SENAR Guide: AI Output Review Checklist
NOTE — Relationship to SENAR Core
SENAR Core includes an updated Verification Checklist (26 items, 3 tiers: Standard / High / Critical) that supersedes this checklist for Core adopters.
Tier mapping: Tier 1 (this guide) ≈ Standard (Core) | Tier 2 ≈ High | Tier 3 ≈ Critical
This Guide checklist is retained for teams adopting SENAR through the Standard (team-level entry point) who have not yet moved to Core. If your team uses SENAR Core, use the Core Verification Checklist instead.
When reviewing AI-generated output, check for these AI-specific issues.
The Checklist
| # | Check | What to Look For |
|---|---|---|
| 1 | Scope | Did AI modify files outside the task scope? (most common AI error) |
| 2 | Deletions | Did AI silently remove or replace existing working code? |
| 3 | Phantom imports | Are all imported packages in the dependency file? |
| 4 | Dependency versions | Are specified versions real and published? |
| 5 | Hardcoded values | Magic numbers, URLs, credentials, API keys in code? |
| 6 | Over-engineering | Unnecessary abstractions, patterns, or generalization? |
| 7 | Duplication | New code that duplicates existing utilities? |
| 8 | Test quality | Do tests verify behavior, or just mirror implementation? |
| 9 | Test tampering | Did AI modify tests to pass instead of fixing the code? |
| 10 | Security | Open CORS, hardcoded tokens, SQL without parameterization? |
| 11 | Edge cases | Happy path works — what about null, empty, boundary, concurrent? |
| 12 | Naming | Does AI follow project naming conventions? |
| 13 | Commit scope | Is the commit atomic and focused, or a kitchen sink? |
| 14 | Null guard before comparison | None == None is True in Python (JS: null === null is true; most languages have equivalent null-equality traps) — access checks bypassed when both sides null? |
| 15 | Empty config bypass | Security check skipped when config value is empty string? (if secret and ... fails open) |
| 16 | Header trust | X-Forwarded-For, X-Partner-ID, Content-Length used for security without proxy validation? |
| 17 | IDOR | Resource accessed by ID without verifying user’s access to that resource? Auth ≠ authorization. |
| 18 | Return True shortcut | Access control function returns True/grants access without explicit ownership validation? |
| 19 | Format string injection | str.format(**untrusted_dict) — Python format supports attribute access, enables injection (JS: template literals with eval(); C/C++: printf format strings; any language: string interpolation with untrusted input) |
| 20 | God functions/files | Functions >50 lines, files >400 lines — strongest signal of unrefactored AI output |
| 21 | Unreachable safety code | return False after exhaustive exception handling — AI added “just in case” but can never execute |
| 22 | Swallowed exceptions | catch/except blocks that discard errors (except Exception: pass, catch(e) {}, or logging at debug level) — hides real failures. Check for null/None/nil returns that silently mask error conditions |
| 23 | Unsafe deserialization | pickle.loads, yaml.load without SafeLoader, eval/exec on untrusted input, JSON prototype pollution? (Java: ObjectInputStream; JS: eval(JSON); any language: deserializing untrusted data without validation) |
Priority Tiers
Tier 1 — Always check (every task): Items 1–3 (scope, deletions, phantom imports) and 8–9 (test quality, test tampering). These catch the most frequent and most dangerous AI defects. A 5-item check takes under 2 minutes.
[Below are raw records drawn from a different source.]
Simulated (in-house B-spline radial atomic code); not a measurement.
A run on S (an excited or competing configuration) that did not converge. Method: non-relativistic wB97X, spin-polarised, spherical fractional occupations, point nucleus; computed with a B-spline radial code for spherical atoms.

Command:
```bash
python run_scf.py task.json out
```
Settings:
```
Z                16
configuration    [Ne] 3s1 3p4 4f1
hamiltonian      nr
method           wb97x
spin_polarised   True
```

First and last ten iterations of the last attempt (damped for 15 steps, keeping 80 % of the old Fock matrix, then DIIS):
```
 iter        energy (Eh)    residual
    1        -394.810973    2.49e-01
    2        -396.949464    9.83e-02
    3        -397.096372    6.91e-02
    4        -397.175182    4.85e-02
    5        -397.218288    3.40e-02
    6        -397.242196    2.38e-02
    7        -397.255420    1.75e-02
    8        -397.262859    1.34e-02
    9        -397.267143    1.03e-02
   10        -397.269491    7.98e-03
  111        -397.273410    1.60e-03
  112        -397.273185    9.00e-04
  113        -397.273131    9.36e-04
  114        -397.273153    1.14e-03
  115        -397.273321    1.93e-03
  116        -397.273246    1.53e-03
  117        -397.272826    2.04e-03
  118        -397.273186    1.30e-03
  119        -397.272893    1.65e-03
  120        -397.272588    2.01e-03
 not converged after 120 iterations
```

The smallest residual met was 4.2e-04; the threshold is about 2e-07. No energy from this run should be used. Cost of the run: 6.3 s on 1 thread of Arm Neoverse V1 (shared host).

Tier 2 — Security-sensitive tasks (auth, payment, data, API): Items 10 (security), 14–18 (null guard, empty config, header trust, IDOR, return True). These catch latent defect patterns — AI output that looks correct but fails under adversarial conditions. Identified through adversarial audits of production AI-generated code.
Tier 3 — Deep review (complex tasks, agent dispatch output): All remaining items (4–7, 11–13, 19–23). Apply when reviewing complex features, refactors, or any output from dispatched agents (Rule 15 L3).
Usage
Print this list. Use it at QG-2 (Implementation Gate) for every Task. Over time, some checks become automatic habits — but keep the list visible for new Supervisors.